I have a dictionary:
{'Consulting': {'Deloitte', 'EY', 'KPMG', 'PwC'},
'Education': {'.edu', 'College', 'University'},
'Government':{'state','.gov','city'},
'Corporate':{'corpor','consumer','care'},
...... etc.}
I have a dataframe:
Sno Text column1 column2 ......
1 Deloitte.com
2 Texas.gov
3 smi@EY.com
4 UTD.edu
5 rapper@corporate.com
..... etc.
I want to use the dictionary to categorize the dataframe and build a column Category, like this:
Sno Text Category column1 column2 ......
1 Deloitte.com Consulting
2 Texas.gov Government
3 smi@EY.com Consulting
4 UTD.edu Education
5 rapper@corporate.com Corporate
..... etc.
How can I utilize the dictionary with multiple values in python to find a full phrase or part of the phrase in the Text column and categorize it? Can we also use the same logic in case 2 matches exist? What will happen then?
Also, might sound vague, but the reason I am using Dictionary is that we can map multiple values to one category, is there a better way to do it without the dictionary?

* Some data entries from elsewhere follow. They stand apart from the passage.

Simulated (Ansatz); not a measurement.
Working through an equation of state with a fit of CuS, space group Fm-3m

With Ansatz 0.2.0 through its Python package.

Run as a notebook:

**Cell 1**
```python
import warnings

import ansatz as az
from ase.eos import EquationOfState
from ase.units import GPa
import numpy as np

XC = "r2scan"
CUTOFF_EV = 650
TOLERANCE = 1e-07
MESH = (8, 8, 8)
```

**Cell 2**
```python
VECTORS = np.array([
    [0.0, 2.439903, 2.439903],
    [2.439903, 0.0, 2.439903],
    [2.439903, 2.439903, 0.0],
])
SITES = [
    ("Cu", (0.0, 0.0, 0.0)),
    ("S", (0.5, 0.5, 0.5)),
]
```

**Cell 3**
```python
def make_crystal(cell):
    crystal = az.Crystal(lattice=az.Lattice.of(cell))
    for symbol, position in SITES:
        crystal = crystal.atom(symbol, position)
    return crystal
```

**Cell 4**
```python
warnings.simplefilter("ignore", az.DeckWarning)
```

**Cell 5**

IIUC after re-create your dict
do with findall
, then map it back
newdict = {i: k for k, v in d.items() for i in v}
df.Text.str.findall('|'.join(newdict.keys())).str[0].map(newdict)
Out[431]:
0 Consulting
1 Government
2 Consulting
3 Education
4 Corporate
Name: Text, dtype: object
df['cate']=df.Text.str.findall('|'.join(newdict.keys())).str[0].map(newdict)